The Festival of The Chariots has become an integral part of the April calendar in Durban, the holiday city on the East Coast of South Africa.
Durban, a city of over three million people is a vibrant, cosmopolitan city with one of the largest Indian communities outside of India.
Indians were brought to Durban in the mid 1800s by the British colonial rulers as indentured laborers to work on the sugar plantations. They were nothing more than slaves. The Indians brought with them to Africa the rich cultures, cuisine, religions, art, music and dance from India. Now, a decade and a half later, their descendants are some of the most prosperous and respected members of the Durban community.

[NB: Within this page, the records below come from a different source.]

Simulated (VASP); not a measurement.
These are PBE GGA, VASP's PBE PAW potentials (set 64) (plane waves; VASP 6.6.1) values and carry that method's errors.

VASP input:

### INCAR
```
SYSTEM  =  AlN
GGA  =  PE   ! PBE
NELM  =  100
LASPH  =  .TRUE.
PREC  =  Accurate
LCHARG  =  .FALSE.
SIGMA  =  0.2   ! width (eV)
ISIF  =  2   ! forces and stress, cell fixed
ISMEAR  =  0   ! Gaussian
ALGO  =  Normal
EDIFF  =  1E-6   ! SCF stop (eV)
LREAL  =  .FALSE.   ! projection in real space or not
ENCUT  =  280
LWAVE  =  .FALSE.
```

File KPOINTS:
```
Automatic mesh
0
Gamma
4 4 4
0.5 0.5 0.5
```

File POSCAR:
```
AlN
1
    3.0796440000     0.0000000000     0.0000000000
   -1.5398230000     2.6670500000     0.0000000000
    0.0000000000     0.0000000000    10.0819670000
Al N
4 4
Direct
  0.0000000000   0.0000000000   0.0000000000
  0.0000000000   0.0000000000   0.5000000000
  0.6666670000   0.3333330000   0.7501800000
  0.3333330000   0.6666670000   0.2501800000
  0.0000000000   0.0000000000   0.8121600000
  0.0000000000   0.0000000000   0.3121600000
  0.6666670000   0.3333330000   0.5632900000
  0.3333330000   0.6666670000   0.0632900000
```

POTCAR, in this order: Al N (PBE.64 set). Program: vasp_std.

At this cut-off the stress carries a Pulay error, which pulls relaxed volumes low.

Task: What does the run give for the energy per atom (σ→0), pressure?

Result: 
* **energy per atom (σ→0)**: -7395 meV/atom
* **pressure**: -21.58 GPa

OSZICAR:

The Hindu community in Durban has many subdivisions, and the Hare Krishna’s (International Society for Krishna Consciousness) are one of them. Settled at the magnificent Temple of Understanding, with its superb vegetarian restaurant Govinda’s in Chatsworth, the Hare Krishna’s are very much a respected part of the city’s diverse community.
Rathyatra spreads across the world
Rathayatra is celebrated by devotees of Lord Krishna and other people who want peace, all over the world since it was introduced to the west in 1967 in San Francisco by His Divine Grace A.C. Bhaktivedanta Swami Prabhupada and his first American disciples.
It is known that every year, for thousands of years now, this tradition has continued unrivaled in its opulence. An annual event, dating back to ancient times, the Festival of the Chariots draws pilgrims from all parts of the globe, by the millions, to celebrate the glories of God and is one of the oldest continuously celebrated festivals in the world.
Jaganatha Puri is an Indian temple city
To fully comprehend this tradition, we must travel to the ancient land of India. In the state of Orissa, located on the eastern coast of India, to a city by the name of Jagannatha Puri where a festival is carried out that leaves one awe-struck.
Over a million people gather annually within this ancient city of Jagannatha Puri, the temple town in Orissa, to celebrate Rathayatra: The Festival of the Chariots.
To set the scene: picture three giant chariots which each measure about 45 feet high looming over the streets of Jagannatha Puri. Sitting majestically on these chariots are deity-forms of the Lord and His siblings, the presiding deities of the main temple, Sri Mandira, Lord Jagannatha, Lord Balabhadra and Goddess Subhadra.
Every year, this great festival of Rathayatra, which stemmed from Jagannatha Puri, is now celebrated in the major cities of North America, in the capitals of Europe, in South America, Africa, and Australia. People from all faiths attend the festival, all around the world, which has drawn millions upon millions to Jagannatha Puri for thousands of years.
Jagannath is also the etymological origin of the English word ‘Juggernaut’ for those who are interested.
The attraction of the Festival of the Chariots for non-Hindus seems to be the love, peace and harmony of all people that this festival symbolizes and of course the delicious Krsna-prasadam (the free food ) that uplifts souls and purifies spirits.